When I'm not mistaken, then the short answer is

SphericalPlot3D[Sqrt[2]*Sqrt[Cos[2*(φ + Pi/2)]], {φ, 0, Pi}, {ϕ, 0, 3/2 Pi}]

Mathematica graphics

Here a longer explanation how to achieve this. Be warned that there is surely an easier method.

First of all, you have an equation in $x$ and $y$ which cannot simply be converted into a closed-form function $f(x)$. Nevertheless, you can plot it using ContourPlot which searches for the points that fulfill your equation.

ContourPlot[((x - 1)^2 + y^2) ((x + 1)^2 + y^2) == 1, {x, -2, 2}, {y, -2, 2}]

Mathematica graphics

Here you notice that the plot is kind of radial to the origin and I had the feeling, that your equation might be simpler in polar coordinates.

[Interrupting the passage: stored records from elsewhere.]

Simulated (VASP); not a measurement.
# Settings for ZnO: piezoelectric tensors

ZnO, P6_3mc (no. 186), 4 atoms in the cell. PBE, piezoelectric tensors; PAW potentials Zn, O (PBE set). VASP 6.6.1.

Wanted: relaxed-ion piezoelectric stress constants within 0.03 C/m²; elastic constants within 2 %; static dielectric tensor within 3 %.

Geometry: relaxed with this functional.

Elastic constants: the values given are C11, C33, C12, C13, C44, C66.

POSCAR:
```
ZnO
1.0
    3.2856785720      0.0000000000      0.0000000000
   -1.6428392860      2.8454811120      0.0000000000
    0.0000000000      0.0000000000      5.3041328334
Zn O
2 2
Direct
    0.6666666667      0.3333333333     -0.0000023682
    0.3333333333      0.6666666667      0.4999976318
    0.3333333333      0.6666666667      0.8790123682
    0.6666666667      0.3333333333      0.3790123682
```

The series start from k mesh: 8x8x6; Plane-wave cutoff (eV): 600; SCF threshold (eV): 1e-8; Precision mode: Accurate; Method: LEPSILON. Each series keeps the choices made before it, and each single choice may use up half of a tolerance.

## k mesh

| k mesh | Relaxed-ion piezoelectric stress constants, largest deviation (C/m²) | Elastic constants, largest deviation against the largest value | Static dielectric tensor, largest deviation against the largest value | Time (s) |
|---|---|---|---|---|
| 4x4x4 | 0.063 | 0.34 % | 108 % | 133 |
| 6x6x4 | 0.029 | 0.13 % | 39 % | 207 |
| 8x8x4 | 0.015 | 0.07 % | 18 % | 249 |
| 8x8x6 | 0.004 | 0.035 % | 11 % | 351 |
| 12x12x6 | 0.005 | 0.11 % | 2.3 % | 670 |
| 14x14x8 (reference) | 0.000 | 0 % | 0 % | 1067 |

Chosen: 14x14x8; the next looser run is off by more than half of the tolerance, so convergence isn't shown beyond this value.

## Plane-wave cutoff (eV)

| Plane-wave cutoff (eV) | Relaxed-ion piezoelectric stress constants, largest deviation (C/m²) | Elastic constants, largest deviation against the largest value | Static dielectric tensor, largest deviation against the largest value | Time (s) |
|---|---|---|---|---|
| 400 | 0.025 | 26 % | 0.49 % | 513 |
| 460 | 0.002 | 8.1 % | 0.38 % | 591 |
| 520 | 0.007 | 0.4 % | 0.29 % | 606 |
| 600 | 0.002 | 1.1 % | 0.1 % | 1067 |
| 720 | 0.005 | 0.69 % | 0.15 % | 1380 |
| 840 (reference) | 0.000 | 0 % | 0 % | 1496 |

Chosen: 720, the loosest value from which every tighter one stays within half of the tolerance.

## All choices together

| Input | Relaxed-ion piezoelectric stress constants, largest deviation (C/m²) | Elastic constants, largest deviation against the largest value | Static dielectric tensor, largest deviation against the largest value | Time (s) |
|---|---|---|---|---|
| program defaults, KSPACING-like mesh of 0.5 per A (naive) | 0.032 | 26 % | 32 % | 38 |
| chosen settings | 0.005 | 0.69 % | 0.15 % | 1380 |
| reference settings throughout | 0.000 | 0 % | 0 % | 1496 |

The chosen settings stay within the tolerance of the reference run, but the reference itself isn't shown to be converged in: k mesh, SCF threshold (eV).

expr = TransformedField["Cartesian" -> "Polar", 
  ((x - 1)^2 + y^2) ((x + 1)^2 + y^2) - 1, {x, y} -> {r, phi}] // FullSimplify
(* r^4 - 2 r^2 Cos[2 phi] *)

Indeed, this looks way better. We can solve this for r and get

expr2 = r /. Solve[expr == 0, r] // Last
(* Sqrt[2] Sqrt[Cos[2 phi]] *)

an explicit function $r(phi)$ which can be plotted in polar coordinates

PolarPlot[expr2, {phi, -Pi, Pi}]

Mathematica graphics

The only thing left is to rotate this plot about 90 degrees by adding Pi/2 to phi so that SphericalPlot3D creates the surface in the right form.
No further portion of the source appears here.